After having been approved on 15 June 2018, the Financial Services Act (FinSA) and the Financial Institutions Act (FinIA) – together with their related ordinances – will enter into force as at 1 January 2020 with a transitional period of 2 years.
Keeping the overview!
The Financial Services Act (FinSA in English, FIDLEG in German, LSFin in French and LSerFI in Italian).
In a nutshell, FinSA provides rules of conduct for financial services providers, namely:
1. Client Categorisation (private clients, professional clients, institutional clients)
2. Suitability and Appropriateness of services and advice provided to Clients
3. Transparency and due care in clients’ transactions
4. Disclosure obligations
5. Record keeping
6. Institutional and professional clients
7. Organisational obligations
The Financial Institutions Act (FinIA in English, FINIG in German, LEFin in French and LlsFi in Italian)
The Financial Institutions Act lays down the requirements for financial institutions' activities (portfolio managers, trustees, managers of collective assets, fund management companies and securities firms).

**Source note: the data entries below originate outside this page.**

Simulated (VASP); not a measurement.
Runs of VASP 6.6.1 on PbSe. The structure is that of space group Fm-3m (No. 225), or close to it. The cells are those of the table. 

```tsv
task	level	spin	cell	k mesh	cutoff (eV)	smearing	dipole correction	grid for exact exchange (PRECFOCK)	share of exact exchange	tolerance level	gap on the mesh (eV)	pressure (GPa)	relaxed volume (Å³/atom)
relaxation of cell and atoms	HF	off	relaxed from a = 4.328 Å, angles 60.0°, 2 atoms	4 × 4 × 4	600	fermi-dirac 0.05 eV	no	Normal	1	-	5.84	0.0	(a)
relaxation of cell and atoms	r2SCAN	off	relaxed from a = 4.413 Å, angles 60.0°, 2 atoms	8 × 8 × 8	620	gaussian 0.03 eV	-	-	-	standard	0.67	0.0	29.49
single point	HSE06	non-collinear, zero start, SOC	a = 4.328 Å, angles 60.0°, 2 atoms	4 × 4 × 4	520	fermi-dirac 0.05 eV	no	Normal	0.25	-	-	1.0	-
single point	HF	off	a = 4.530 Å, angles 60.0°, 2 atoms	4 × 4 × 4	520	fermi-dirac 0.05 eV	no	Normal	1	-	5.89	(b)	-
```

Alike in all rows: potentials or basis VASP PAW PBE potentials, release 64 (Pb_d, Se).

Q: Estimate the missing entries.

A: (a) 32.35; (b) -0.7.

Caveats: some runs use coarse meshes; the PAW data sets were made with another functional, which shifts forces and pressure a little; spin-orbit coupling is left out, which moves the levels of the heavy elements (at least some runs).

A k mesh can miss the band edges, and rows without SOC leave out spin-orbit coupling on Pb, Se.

A portfolio manager is defined per FinIA as someone that, based on a mandate agreement, may dispose of a client’s asset by way of the following activities: (i) purchase or sale of financial instruments, (ii) acceptance and transmission of client orders relating to financial instruments, (iii) management of financial instruments (asset management), or (iv) advice relating to financial instruments (investment advice).
Before, they were not subject to licensing requirements and they only had to register with a self-regulatory organization for purposes of compliance with anti-money laundering legislation.